Read Judgment: Standard Chartered Bank vs. R.C Srivastava

Pankaj Bajpai

New Delhi, October 1, 2021: The Supreme Court has recently opined that the decision of the Labour Court should not be based on mere hypothesis and it cannot overturn the decision of the management on ipse dixit. 

A Division Bench of Justice Ajay Rastogi and Justice Abhay S. Oka observed that the Tribunal has completely overlooked and exceeded its jurisdiction while interfering with the finding recorded during the course of departmental enquiry in furtherance of which, the employee(respondent) was dismissed from service.

The domestic enquiry is to be tested on the principles of preponderance of probabilities and if a piece of evidence is on record which could support the charge which has been leveled against the delinquent unless it is per se unsustainable or perverse, ordinarily is not to be interfered by the Tribunal, more so when the domestic enquiry has been held to be fair and proper, added the Bench. 

The background of the case was that a charge­sheet dated January 27, 1988 was served upon the employee (respondent) for the alleged delinquency committed by him on January 12, 1988 in discharge of his duties, on the allegation of drunkenness within the premises of the Bank, manhandling and assaulting the senior officers as well as hurling abuses at the management

Accordingly, a departmental enquiry was held in terms of the Bipartite Settlement and after due compliance of the principles of natural justice, the Enquiry Officer had held the charges proved against the employee. The disciplinary authority also confirmed the Enquiry Officer’s finding and punished him with the penalty of dismissal from service by an order dated August 22, 1991. 

The Industrial Tribunal however reversed the order, directing reinstatement of the employee in service with full back wages, seniority and all the consequential benefits, upon finding that the Bank’s management had miserably failed to establish the charges levelled against the respondent. 

The Tribunal’s order came to be challenged by the Bank before the High Court, but the same was dismissed. 

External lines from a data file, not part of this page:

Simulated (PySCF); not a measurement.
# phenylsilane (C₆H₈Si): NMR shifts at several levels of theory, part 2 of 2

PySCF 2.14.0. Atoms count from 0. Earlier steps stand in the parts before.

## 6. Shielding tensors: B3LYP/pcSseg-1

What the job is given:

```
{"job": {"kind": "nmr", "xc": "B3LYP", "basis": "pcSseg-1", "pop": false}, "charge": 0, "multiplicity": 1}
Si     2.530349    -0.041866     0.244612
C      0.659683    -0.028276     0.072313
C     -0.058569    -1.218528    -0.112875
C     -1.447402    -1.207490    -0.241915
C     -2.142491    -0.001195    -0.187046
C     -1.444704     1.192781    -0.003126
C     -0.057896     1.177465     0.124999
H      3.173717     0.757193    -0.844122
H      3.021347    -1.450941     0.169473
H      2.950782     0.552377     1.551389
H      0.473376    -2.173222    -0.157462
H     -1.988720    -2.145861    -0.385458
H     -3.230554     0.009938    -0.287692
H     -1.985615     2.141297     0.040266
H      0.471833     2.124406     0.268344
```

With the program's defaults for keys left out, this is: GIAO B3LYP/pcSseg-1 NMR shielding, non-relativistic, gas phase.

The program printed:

After considering the facts & circumstances of the case, the Top Court observed that it is not the case of the respondent that the domestic enquiry has not been conducted as per the Bipartite Settlement dated October 19, 1966, which was applicable for holding domestic enquiry in reference to misconduct committed by a workman and the alleged misconduct for which the respondent workman was charge-sheeted. 

The respondent had also not recorded his own statement in defence in the course of enquiry but produced watchman and an ex-employee of the Bank who confronted the statement of the witnesses of the management with whom the alleged incident occurred, added the Court. 

The Top Court also found that enquiry officer after affording opportunity of hearing and due compliance of principles of natural justice recorded the finding of charge being proved and confirmed by the disciplinary authority. 

Therefore, the Division Bench opined that the decision of the Labour Court should not be based on mere hypothesis and it cannot overturn the decision of the management on ipse dixit. 

The Bench elaborated that the jurisdiction of Labour Court u/s 11A of the Industrial Disputes Act, 1947 although is a wide one but it must be exercised judiciously and not whimsically or capriciously. 

Hence, Apex Court set aside the Award passed by the Tribunal and confirmed by the High Court as not sustainable in law. 

However, looking to the peculiar facts of this case where the respondent workman had been paid Rs.57,16,517.72 and had attained the age of superannuation, the Apex Court granted stay in reference to back wages, while upholding the order of penalty of dismissal from service passed by the authority in the domestic enquiry. 

The Apex Court also considered it appropriate to observe that no recovery shall be made in reference to the payment which has been made over to the workman in the interregnum period.